On 9/30/19 10:05 AM, Andrea Bolognani wrote:
On Mon, 2019-09-30 at 13:41 +0100, Daniel P. Berrangé wrote:
On Mon, Sep 30, 2019 at 02:18:17PM +0200, Andrea Bolognani wrote:
On Mon, 2019-09-30 at 13:56 +0200, Pavel Hrdina wrote:
Agreed, for now let's keep all the wrappers but eventually we can remove
them to make the code cleaner.
Note that we should be able to use VIR_AUTOPTR() instead of
g_autoptr() even for objects, by simply registering the same
GLib-provided free function with our own macros.
That way we could keep using VIR_AUTO* everywhere and then, when
we're ready, mechanically switch everything to g_auto* in one fell
swoop, without having any point in time where the two styles are
coexisting.
That creates an even bigger conversion later. Such big conversions
cause more pain for backports, than doing an incremental conversion
at appropriate times.
Converting everything to g_autofree right now doesn't give style
consistency as we'd still be matching VIR_ALLOC + g_autofree,
so I don't see a benefit to a big conversion in 1 step.
Incrementally converting VIR_ALLOC + VIR_AUTOFREE at the same
time, makes more sense stylewise, as then within the scope of a
single method we'd be consistent.
I see your point about backports being more painful when you have
a bunch of unrelated changes mixed in, but I would still prefer if
we converted everything at once and at the same time introduced a
suitable syntax-check rule preventing more instances of whatever
function we just removed all callers of from creeping back in, or
actually just dropping the function altogether.
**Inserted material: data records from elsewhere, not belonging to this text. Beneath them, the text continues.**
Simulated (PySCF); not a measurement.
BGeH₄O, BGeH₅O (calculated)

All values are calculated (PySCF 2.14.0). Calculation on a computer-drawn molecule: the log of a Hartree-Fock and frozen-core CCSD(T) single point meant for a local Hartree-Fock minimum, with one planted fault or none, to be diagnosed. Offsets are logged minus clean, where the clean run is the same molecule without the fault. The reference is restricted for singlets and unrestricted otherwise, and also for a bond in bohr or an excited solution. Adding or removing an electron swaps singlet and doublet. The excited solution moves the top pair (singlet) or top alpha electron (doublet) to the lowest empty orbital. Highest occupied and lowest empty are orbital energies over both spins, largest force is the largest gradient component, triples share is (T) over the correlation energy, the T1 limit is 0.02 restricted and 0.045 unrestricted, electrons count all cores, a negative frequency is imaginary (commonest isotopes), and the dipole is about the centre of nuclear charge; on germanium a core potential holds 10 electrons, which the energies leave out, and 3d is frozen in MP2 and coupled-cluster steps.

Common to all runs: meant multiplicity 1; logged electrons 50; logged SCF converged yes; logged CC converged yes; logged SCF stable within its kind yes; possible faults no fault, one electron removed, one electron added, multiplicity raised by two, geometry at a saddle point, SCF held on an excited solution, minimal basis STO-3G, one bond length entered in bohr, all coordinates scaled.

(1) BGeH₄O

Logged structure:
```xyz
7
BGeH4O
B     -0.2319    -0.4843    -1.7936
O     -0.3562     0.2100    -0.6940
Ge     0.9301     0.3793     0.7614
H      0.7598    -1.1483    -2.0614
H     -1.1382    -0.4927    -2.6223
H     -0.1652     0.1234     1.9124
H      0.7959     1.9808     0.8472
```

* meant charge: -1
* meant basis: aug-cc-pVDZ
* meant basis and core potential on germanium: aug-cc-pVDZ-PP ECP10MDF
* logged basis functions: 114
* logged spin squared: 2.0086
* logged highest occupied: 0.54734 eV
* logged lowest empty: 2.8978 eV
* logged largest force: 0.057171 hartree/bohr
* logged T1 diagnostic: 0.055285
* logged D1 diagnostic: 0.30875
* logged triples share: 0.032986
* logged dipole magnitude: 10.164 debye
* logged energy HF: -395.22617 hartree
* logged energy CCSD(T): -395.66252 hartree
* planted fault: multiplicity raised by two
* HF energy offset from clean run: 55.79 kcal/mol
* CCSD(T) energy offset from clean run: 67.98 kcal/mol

Don't forget that make syntax-check doesn't work properly for many
downstream maintenance branches that would be backported to (it has to
be disabled due to copyright date checks failing, or something like
that). Of course that wouldn't be a problem until some future
maintenance branch based on a release that uses glib but still has
VIR_AUTO* defined.
On the other hand, many *current* maintenance branches that must be
targeted by backports don't even have the VIR_AUTO* macros (which were
introduced in 4.6.0, but *still* aren't used in a lot of the code), so
there are going to be backport headaches anyway, and they are going to
be of equal pain regardless of whether we do a big bang conversion or
gradual conversion. The differences in pain level will be noticed in
downstream maintenance branches >= 4.6.0 and <= 5.9.0 (or whatever version).
Doing the conversion incrementally will IMHO result in dragging it
for much longer, causing more pain in the long run than ripping the
bandaid would.
In order to allay Andrea's fears of new usage of VIR_AUTO* that just
draws out the conversion, maybe we could (temporarily, until the
conversion is complete) put a commit hook in place to disallow new use
of VIR_AUTO ? Or just, you know, pay attention in reviews (but of course
part of the point of all of this is to eliminate the potential for human
error, by depending less on humans paying attention, so... :-P)
(BTW, I'm not firmly in *either* camp, although I may lean a bit more
towards a gradual change (but with a *very* steep slope to minimize the
period of confusion)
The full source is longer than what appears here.